Grin... Come on Thumpy... if you are going to be a list heretic you
have to do better then this. You seem to be lacking knowledge as to how
to figure downbearing and how to calculate how rib strengths This
kinda puts you at a disadvantage in your task. You HAVE been following
these discussions on soundboard construction yes ? A couple comments
interspersed below to perhaps help get you started.
> jobs you can easily experiment with then I'd say
> renew the glue joint
> between ribs and soundboard, f
What do you mean by that ? Dribble thin CA along
them, and watch it soak in ???
No... I mean re-glue the ribs to the soundboard where they have
separated.... before doing anything else since you already have the
panel dried and jacked up.
Figure how much new
> support you think you
> need from rib extenders and make them to appropriate
> dimensions,
And how do I figure that ? I was just thinking more in
terms of increased crown/ dowbearing, created by
laminating maybe a 3/16 strip to the back of the
current ribs. How can I be more scientifical about
determining its actual dimensions ?
Grin... is this a serious question ? How can you be more scientific
then slapping on a 3/16 strip to the back of the current ribs ? I think
the question is rather how can you be less scientific here... come on...

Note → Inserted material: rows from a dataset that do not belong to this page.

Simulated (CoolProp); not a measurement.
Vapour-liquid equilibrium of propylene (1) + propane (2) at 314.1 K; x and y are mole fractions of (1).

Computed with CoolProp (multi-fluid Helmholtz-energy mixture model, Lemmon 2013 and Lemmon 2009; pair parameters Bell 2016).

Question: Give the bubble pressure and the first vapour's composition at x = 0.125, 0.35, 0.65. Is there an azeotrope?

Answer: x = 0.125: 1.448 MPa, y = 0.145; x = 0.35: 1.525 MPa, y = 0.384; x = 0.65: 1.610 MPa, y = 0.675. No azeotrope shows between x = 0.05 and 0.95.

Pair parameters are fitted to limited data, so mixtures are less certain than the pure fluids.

you're pulling the proverbial leg here yes ?
jack up
> the soundboard a bit and glue them on.
Well, that's one of the fun parts about this system. A
hardwood board is screwed along the back of the piano,
with threaded inserts right above where the ribs cross
the cracks. Bolts are screwed through it to really
jack the board up, RIGHT UNDER the crack being worked
on, and then it's moved to the next crack. When gluing
laminations to the spine of the extant ribs, these
"board and bolt" jigs would work terrifically, to
REALLY jack the board up in a bowed-out condition,
while the glue cures, and then when it's
removed-presto! - You've got a board with lots of
bearing and crown ! ( And I still like the bamboo
skewer idea, to make double extra sure nothing ever
"slides" ! They're quite strong, only 1/8" diameter,
and already have "fluting ". )
These are part of the recrowning system your mate told you about ?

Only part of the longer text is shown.